Keep a change log for each directory, describing the changes made to source files in that directory. The purpose of this is so that people investigating bugs in the future will know about the changes that might have introduced the bug. Often a new bug can be found by looking at what was recently changed. More importantly, change logs can help eliminate conceptual inconsistencies between different parts of a program; they can give you a history of how the conflicting concepts arose.
Use the Emacs command M-x add-change to start a new entry in the change log. An entry should have an asterisk, the name of the changed file, and then in parentheses the name of the changed functions, variables or whatever, followed by a colon. Then describe the changes you made to that function or variable.
Separate unrelated entries with blank lines. When two entries represent parts of the same change, so that they work together, then don't put blank lines between them. Then you can omit the file name and the asterisk when successive entries are in the same file.
Here are some examples:
* register.el (insert-register): Return nil. (jump-to-register): Likewise. * sort.el (sort-subr): Return nil. * tex-mode.el (tex-bibtex-file, tex-file, tex-region): Restart the tex shell if process is gone or stopped. (tex-shell-running): New function. * expr.c (store_one_arg): Round size up for move_block_to_reg. (expand_call): Round up when emitting USE insns. * stmt.c (assign_parms): Round size up for move_block_from_reg.
There's no need to describe here the full purpose of the changes or how they work together. It is better to put this explanation in comments in the code. That's why just "New function" is enough; there is a comment with the function in the source to explain what it does.
However, sometimes it is useful to write one line to describe the overall purpose of a large batch of changes.
You can think of the change log as a conceptual "undo list" which explains how earlier versions were different from the current version. People can see the current version; they don't need the change log to tell them what is in it. What they want from a change log is a clear explanation of how the earlier version differed.
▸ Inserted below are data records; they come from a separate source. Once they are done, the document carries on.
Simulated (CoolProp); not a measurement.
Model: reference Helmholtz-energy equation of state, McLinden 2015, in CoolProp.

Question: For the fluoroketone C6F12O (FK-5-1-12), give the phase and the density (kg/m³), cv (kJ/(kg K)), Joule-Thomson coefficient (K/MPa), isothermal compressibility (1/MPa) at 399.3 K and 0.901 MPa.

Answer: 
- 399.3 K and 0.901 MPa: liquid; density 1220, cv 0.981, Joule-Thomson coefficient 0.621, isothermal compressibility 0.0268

When you change the calling sequence of a function in a simple fashion, and you change all the callers of the function, there is no need to make individual entries for all the callers. Just write in the entry for the function being called, "All callers changed."
When you change just comments or doc strings, it is enough to write an entry for the file, without mentioning the functions. Write just, "Doc fix." There's no need to keep a change log for documentation files. This is because documentation is not susceptible to bugs that are hard to fix. Documentation does not consist of parts that must interact in a precisely engineered fashion; to correct an error, you need not know the history of the erroneous passage.